This recipe comes from my mom. I love it! She probably hasn't made it in awhile, but it is one of my favorite vegetable dishes. With the potatoes, it easily works as a main dish. The secret is to make sure you don't overcook your vegetables. You want them nice and tender crisp (like a stir-fry)! For presentation appearance...cut your vegetables at a strong angle as in the picture above.
Serves 4 as a main dish or 6 for side dish:3 medium red potatoes
1/2 bunch thin asparagus
3 carrots
1 medium zucchini (or yellow squash)
1 chicken-flavor bouillon cube
1 TBS butter
1/2 c. water
2 tsp Dijon mustard
1/2 tsp thyme leaves
salt to taste
-In 12" non-stick skillet, heat diced potatoes and 2 TBS olive oil and 1/4 tsp salt. Cover and bake at med-high for 15 minutes (or until tender) lifting lid to flip potatoes 1-2 times for even browning. Set cooked potatoes aside in bowl.
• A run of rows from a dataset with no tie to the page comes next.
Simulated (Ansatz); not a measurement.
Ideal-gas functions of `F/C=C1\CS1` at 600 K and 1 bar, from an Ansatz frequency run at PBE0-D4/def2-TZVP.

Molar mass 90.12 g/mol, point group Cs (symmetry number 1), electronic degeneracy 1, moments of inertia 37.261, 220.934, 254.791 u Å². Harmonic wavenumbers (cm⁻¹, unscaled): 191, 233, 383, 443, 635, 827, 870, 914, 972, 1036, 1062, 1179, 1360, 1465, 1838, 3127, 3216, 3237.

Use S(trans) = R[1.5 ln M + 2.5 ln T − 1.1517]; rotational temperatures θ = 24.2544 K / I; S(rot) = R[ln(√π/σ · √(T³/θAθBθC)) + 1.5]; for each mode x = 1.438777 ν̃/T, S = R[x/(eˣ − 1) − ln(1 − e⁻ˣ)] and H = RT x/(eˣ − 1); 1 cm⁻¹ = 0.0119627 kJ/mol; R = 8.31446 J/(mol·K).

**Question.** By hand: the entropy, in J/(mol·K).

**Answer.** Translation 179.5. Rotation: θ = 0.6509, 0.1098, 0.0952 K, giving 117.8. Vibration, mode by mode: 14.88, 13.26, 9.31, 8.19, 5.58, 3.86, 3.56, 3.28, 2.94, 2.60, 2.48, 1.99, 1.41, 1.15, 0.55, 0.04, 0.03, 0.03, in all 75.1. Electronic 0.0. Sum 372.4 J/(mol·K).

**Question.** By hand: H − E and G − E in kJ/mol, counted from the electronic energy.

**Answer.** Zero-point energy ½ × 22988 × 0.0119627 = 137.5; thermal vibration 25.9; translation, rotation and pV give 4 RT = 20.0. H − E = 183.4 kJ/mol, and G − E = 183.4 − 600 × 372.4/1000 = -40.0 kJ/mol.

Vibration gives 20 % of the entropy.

-In same 12" pan skillet add carrots, bouillon, water, butter, and thyme. Cook 3 minutes.
-Add sliced asparagus to carrots and cook and additional 2 minutes.
-Add sliced zucchini and cook 1 more minute (adding a bit more water if necessary).
-Transfer cooked vegetables to serving platter. Arrange browned potatoes and serve.